Canada to send 55 athletes to Pyeongchang Paralympics

Former sledge hockey Todd Nicholson smiles after it was announced that he is to be Canada's Chef de Mission for the PyeongChang 2018 Paralympic Winter Olympic games at a news conference in Ottawa on January 24, 2017. Todd Nicholson has two distinct memories from his 5 Paralympic appearances. The first was his Paralympic debut in Lillehammer, where it wasn't tough to spot his parents in the stands. They were two of six spectators there that day. His other memory is from 2010 in Vancouver, playing sledge hockey in front of a jam-packed arena. Nicholson is Canadian team's chef de mission for the Pyeongchang Olympics, which open in 100 days. (Fred Chartrand/CP)

OTTAWA — Canada will send 55 athletes to next month’s Paralympics in Pyeongchang, South Korea.

It’s the largest contingent Canada has ever sent to the Games.

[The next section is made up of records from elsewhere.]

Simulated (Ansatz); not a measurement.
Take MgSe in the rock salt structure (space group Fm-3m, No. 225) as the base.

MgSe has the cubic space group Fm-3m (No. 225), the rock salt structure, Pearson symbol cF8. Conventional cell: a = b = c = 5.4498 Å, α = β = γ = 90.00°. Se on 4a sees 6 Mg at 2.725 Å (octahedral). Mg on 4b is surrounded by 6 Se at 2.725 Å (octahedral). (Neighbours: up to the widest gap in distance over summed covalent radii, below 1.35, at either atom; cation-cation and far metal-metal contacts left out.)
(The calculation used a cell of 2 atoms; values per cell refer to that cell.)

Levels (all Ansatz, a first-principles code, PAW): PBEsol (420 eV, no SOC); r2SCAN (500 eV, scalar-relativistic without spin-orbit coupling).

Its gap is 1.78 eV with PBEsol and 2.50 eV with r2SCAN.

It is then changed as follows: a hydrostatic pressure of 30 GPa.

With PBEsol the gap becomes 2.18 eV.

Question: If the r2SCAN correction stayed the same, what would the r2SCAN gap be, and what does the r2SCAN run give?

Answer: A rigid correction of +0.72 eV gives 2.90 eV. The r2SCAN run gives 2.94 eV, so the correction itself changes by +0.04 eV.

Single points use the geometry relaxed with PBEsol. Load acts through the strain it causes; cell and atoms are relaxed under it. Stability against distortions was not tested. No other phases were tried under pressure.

Eighteen members of the team are previous medal winners, including cross-country skier Brian McKeever, who has 13 medals in his collection.

Wheelchair curler James Anseeuw is the oldest Canadian athlete at 58 while Para hockey player James Dunn is the youngest at 17.

"This is a talented team of strong competitors and we are heading to Pyeongchang looking to be leaders both on and off the field of play," said Todd Nicholson, Canada’s chef de mission. "We wish the athletes the best of luck with their final preparations, and encourage everyone across the country to cheer on this group of extraordinary Canadians."

Canada will be looking to improve on the 16 medals it won at the 2014 Games in Sochi.